Persistent storage in action: Understanding Red Hat OpenShift’s persistent volume framework
Red Hat OpenShift is an enterprise-ready Kubernetes platform that provides a number of different models you can use to deploy an application. OpenShift 4.x uses Operators to deploy Kubernetes-native applications. It also supports Helm and traditional template-based deployments. Whatever deployment method you choose, it will be deployed as a wrapper to one or more existing OpenShift resources. Examples include BuildConfig, DeploymentConfig, and ImageStream.
In this article, I introduce you to OpenShift’s Kubernetes-based persistent volume framework for persistent cluster storage. You will learn how to use OpenShift’s PersistentVolume (PV) and PersistentVolumeClaim (PVC) objects to provision and request storage resources.
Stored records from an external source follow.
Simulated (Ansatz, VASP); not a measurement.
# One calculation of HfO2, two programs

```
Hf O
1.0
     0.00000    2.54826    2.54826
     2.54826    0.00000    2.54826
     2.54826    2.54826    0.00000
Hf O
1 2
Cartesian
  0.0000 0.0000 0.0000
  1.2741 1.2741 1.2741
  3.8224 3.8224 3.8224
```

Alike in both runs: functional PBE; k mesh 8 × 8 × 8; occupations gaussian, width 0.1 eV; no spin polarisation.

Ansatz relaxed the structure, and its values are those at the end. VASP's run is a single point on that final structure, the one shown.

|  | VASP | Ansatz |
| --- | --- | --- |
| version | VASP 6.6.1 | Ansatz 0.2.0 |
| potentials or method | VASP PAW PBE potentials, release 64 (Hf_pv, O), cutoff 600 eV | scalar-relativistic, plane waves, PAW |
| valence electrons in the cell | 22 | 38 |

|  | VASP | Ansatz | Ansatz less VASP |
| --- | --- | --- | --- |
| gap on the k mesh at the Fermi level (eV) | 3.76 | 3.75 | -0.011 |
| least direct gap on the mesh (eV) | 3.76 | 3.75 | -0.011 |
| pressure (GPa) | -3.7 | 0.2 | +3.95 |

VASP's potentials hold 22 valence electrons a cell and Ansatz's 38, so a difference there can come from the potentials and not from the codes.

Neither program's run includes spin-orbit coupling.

In computer programming, a variable is a storage address (identified by a memory address) that is paired with an associated symbolic name. Each variable contains a known or unknown quantity of information that represents a value. A variable can temporarily hold a data value, but variables are typically stored only while running in memory, so the data will be lost when the application terminates.
Persistence occurs when a data value “continues steadfastly or firmly in some state” (definition from Dictionary.com). In contrast to values that persist, some applications programmatically access temporary variable values, which prioritize speed over longevity. These temporary values are considered ephemeral when the data lasts for only a short time.
For example, imagine your favorite game, such as Angry Birds. You would need to use persistent storage if you wanted to save certain game data to reload every time that you played. You might use ephemeral memory to store the programmatic values representing the scores for your current mission.
Understanding storage architecture
Now, let’s discuss the concepts of persistent storage and ephemeral storage in an OpenShift cluster. The first thing to understand is how persistent storage differs from ephemeral storage. OpenShift treats
PersistentVolumeClaim objects as resources: Like OpenShift APIs, you can use YAML or JSON configuration files to manage them.
In Figure 1, the left side of the diagram illustrates an application that is deployed to an OpenShift project namespace without defining persistent storage. In this example, the data is temporarily stored in Pod 1 and Pod 2 using ephemeral storage. The stored data will be lost when the pods are deleted. The right side illustrates an application deployed to an OpenShift namespace with persistent data storage. In this case, an administrator has provisioned persistent storage in the cluster, and a developer has issued a
PersistentVolumeClaim to request that storage.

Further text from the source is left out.